As a child, Donald thought Kenner was a boy’s paradise. He grew up climbing trees, setting off firecrackers, and scaring cows. Donald and his neighborhood buddies camped out on the levee next to the banks of the Mississippi river and took food their Moms had sent with them in their knapsacks to cook for dinner. They used those little scout-folding pans and of course, burned up everything their mothers sent. Later Donald and his friends became scouts and spent many happy summers at Camp Selman in Slidell canoeing, swimming, and playing night games with flashlights. Donald was an Eagle Scout.
After graduating from St. Martin’s Episcopal School and Tulane University, where received a commission in the Navy, Donald was assigned as an officer aboard the flagship of the Seventh Fleet in Japan. The ship visited many ports, including tribal villages in Borneo where he personally met with chiefs in huts. Donald was in Communication and brought top-secret messages to the Admiral who was sometimes in his pajamas! He took tours to the Korean capital and attended white-dress dinners at almost every palace in the Far East with his ship helping spread the goodwill of the United States of America.
After the Navy, Donald joined the family business and was really the “general handyman” who mopped floors, cleaned tugboats, and rolled 55 gallon drums down to the boats in the Mississippi River. His legacy continues on with the company Wood Resources and if you look into the Mississippi River, you just might happen to see a red, white and gray striped towboat named the M/V Donald Wood pushing barges.
He became interested in snow skiing and loved annual family ski trips so much that he built a home in Snowmass, Colorado, which the family enjoyed for many years (and wailed when he sold it). Even in his 70’s he was usually the first one down the mountain in his puffy blue ski jacket. He loved seeing his kids and grandkids at three years old out skiing.

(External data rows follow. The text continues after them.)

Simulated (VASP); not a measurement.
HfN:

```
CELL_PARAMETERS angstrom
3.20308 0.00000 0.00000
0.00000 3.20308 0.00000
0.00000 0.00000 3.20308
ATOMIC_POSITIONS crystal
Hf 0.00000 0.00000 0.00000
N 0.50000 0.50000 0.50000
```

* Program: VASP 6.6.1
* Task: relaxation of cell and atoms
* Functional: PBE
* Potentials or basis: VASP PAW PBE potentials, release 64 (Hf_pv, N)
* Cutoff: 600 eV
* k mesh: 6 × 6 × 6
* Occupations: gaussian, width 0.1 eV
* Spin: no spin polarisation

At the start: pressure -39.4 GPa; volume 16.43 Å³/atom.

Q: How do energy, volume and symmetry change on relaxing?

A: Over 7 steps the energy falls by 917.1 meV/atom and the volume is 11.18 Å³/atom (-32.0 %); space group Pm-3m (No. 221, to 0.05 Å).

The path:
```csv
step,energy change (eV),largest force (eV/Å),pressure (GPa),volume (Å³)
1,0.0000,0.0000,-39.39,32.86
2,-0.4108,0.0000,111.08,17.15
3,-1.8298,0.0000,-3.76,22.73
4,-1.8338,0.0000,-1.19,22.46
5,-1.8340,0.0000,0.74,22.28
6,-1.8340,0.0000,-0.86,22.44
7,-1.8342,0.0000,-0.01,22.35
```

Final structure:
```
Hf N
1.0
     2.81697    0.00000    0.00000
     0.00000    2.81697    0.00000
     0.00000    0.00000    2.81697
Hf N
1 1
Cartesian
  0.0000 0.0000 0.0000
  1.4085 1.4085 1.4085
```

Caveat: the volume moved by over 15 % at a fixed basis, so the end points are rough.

Donald was an outdoorsman. He always had pirogues, loved to fish in Breton Sound, and regularly brought home a chest full of speckled trout.
Donald’s extensive travels included a mission trip to Russia where his church group performed skits on the streets of Kazan, Russia. The skits enchanted all the local women who sat on the street curb watching intensely the church group talking about Jesus and the Devil. Donald distributed 100 personal Russian Bibles and gave them out one-by-one to the women. Donald’s Russian group performed baptisms in the Neva River in St. Petersburg to the fellow church members in Russia. Following that, the local Russian church took him on a Volga sightseeing cruise where Russian songs and balalaika filled the air. After the cruise, Donald said goodbye to the church group and gave his JC Penney jacket to a young Russian couple that had clung to him during the whole trip. This couple wouldn’t accept the jacket without running home to get their wedding picture to give him. Donald had a hard time accepting their only wedding picture.
Donald and his wife Debby spent years attending operas presented by the New Orleans Opera Association as well as traveling to New York several times a year to see performances at the New York Metropolitan Opera. Donald’s favorite moment at the Met was sitting on the first row watching James Levine conduct.
Over his lifetime, Donald served on the boards of various non-profits but his 20- year tenure on the Board of the Bridge House where he was instrumental in raising funds for their new building, was his most passionate contribution.
For 37 years, he enjoyed golfing, dining and being with friends at the New Orleans Country Club.
Survived by his loving wife, Debby Hirsch Wood and six children:
Sarah Louise Wood Ham (Scott Ham), Donald William Wood, Jr. (Maria Ainsworth Newell) Pearce Friedrichs Wood (Babs Evangelista), Tiffany Merritt Shea (Stuart Hayers) Hunter Whitefield Shea (Christy Liriano) and Emily Madison Eickhoff, eight grand-children; Caroline, Hunter and Briggs Ham, Kate, Norah, Worth, Sadie and Ashton Wood, his former wife, Betty Freidrichs Wood, his brother Glenn D. Wood and many nieces, nephews and friends.